JERUSALEM — A Palestinian man opened fire at Israeli security personnel at a West Bank checkpoint northwest of Jerusalem on Tuesday morning, killing three people and wounding a fourth.
The attacker, a resident of the area in his 30s, was armed with a pistol, according to the police, and was fatally shot at the scene.
The police said the victims included a border police officer, Sgt. Solomon Gavria, 20, and two civilian security guards. One was identified as Yusuf Othman of the nearby Arab-Israeli village of Abu Gosh.
The checkpoint, on the edge of Har Adar, an affluent Israeli community that straddles the 1967 line and that is mostly in the occupied West Bank, is used daily by scores of Palestinians from neighboring villages who cross into the area to work.

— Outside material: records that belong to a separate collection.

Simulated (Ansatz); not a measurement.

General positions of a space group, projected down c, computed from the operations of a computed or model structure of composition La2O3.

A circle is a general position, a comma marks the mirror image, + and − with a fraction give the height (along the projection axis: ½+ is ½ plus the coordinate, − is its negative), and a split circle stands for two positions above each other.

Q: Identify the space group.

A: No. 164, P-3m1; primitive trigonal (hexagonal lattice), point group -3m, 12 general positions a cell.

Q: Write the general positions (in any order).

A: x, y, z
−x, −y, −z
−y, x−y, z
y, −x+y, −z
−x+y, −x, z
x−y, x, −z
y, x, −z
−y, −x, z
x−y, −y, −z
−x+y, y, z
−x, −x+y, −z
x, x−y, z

The assailant, who came from the nearby Palestinian village of Beit Surik, aroused the suspicion of the Israeli border police officers and security guards as he approached the checkpoint, and they ordered him to stop, according to the police. The suspect then pulled out a pistol and fired at them at short range, the police said.
Dozens of Israelis have been killed in a wave of Palestinian stabbings, shootings and car ramming attacks that broke out two years ago, but this latest assault interrupted several weeks of relative calm.
In a spate of violence in late July prompted by renewed tensions over a Jerusalem holy site, three members of an Israeli family were fatally stabbed in their home in another West Bank settlement, and four Palestinians were killed in clashes with Israeli security forces in and around Jerusalem.
While most of the assailants have been young, single Palestinians, often unemployed, the gunman in Tuesday’s attack did not fit that profile. According to Shin Bet, Israel’s domestic security agency, the man, who was not immediately identified, was married with four children and held a permit allowing him to work in the Israeli communities in the area.
The assailant was well known in Har Adar, according to Israeli radio reports, and was supposed to work Tuesday in the home of a member of the local council.
Residents of Har Adar told Israel’s Army Radio that the attacker had had personal problems, with his wife recently leaving him and going to Jordan.
The area around Har Adar is known as a patchwork of peaceful and cooperative communities. Many Palestinians enter the area to work in home renovations, hotels and other service jobs in Nataf, Maaleh Hahamisha, Qiryat Anavim and other Israeli communities.
Israeli Jews flock to Abu Gosh, which sits on the Israeli side of the line, on weekends to shop and eat in the restaurants there.
Issa Jaber, the council head of Abu Gosh, described the area on Israeli television as “a model of coexistence.”
“This event will only strengthen our relations,” he said.